Why those “why” questions in book reviews are so important

Volunteer-Reader-2014The Volunteer Reader program is in full swing now, and several eager reviewers have already dropped by to sign out their first galley copies for consideration. We’re open Monday to Friday, 9-5pm, so feel free to drop by anytime.

Book reviews can be intimidating at times, especially when it comes to articulating “why” you feel a certain way about a piece of writing. Below is a prosaic primer on why answering the “why” question is so important, which wraps up with a list of great “why” questions to frame your book review.

“Never ask too many ‘why’ questions, lest they get you in trouble.” The many variations of this kernel of cautionary advice should be familiar to anyone who’s had their sense of curiosity trivialized or stifled by others who claim to have no time for “big questions.”

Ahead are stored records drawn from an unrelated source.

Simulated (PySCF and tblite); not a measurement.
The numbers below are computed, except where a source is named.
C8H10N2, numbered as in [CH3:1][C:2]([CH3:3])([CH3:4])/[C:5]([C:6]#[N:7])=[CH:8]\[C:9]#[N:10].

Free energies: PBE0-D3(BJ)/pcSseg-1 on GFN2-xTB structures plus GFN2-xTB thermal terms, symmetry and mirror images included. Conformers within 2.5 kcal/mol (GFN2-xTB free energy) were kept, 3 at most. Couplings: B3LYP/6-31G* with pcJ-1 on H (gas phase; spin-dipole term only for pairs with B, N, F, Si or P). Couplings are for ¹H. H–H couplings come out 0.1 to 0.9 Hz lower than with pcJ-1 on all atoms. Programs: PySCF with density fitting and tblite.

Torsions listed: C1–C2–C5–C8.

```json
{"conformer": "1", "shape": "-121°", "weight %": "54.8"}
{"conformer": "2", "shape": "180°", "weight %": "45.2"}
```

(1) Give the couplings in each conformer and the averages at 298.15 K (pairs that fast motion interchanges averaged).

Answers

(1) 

It’s often easier to tackle the “little questions,” for sure. It’s much easier to spend a few minutes brainstorming “what should I make for dinner tonight?” than to wax philosophical about the nature of the cosmos: “Why is there something rather than nothing?”

The same goes for matters of taste in art and literature. It’s easy to say, “this book was amazing! I hope the author comes to Wordfest someday!” or “I disliked this novel so much that it drove me to drink. I’d rather read my life insurance policy!”

It’s much harder to explain “why” you feel a certain way about a book. Why does it leave you feeling elated, saddened, depressed, pensive, maybe inspired or perhaps wanting to throw something? Why does it provoke this response in you? Why does it leave you craving for more after you’ve finished reading it or, conversely, wishing that you’d never picked it up?

These kinds of “why” questions can be tough to answer. But tackling them is the best way you can help the Wordfest programming team decide whether a book is worth further consideration, and where it could fit in the program if included in the Festival.

So, stop by the Wordfest office from now until June. Sign up to be a Volunteer Reader. Grab a review copy, say “hi,” and take as many free bookmarks as you’d like. We’d love to meet you! Check wordfest.com for more details on participating in the Volunteer Reader program. Below are some of the big “why” questions that we think matter most in a review:

  • What response did you have to the book? Why do you think it evoked that response?
  • What do you think the author was trying to achieve in this book? Does it do what it set out to do? Does its goal seem worthwhile? Why or why not?
  • What audience(s) do you think the book is written towards? Do you think it would be appreciated by that audience? Do you think it would have any appeal outside that audience? Why or why not?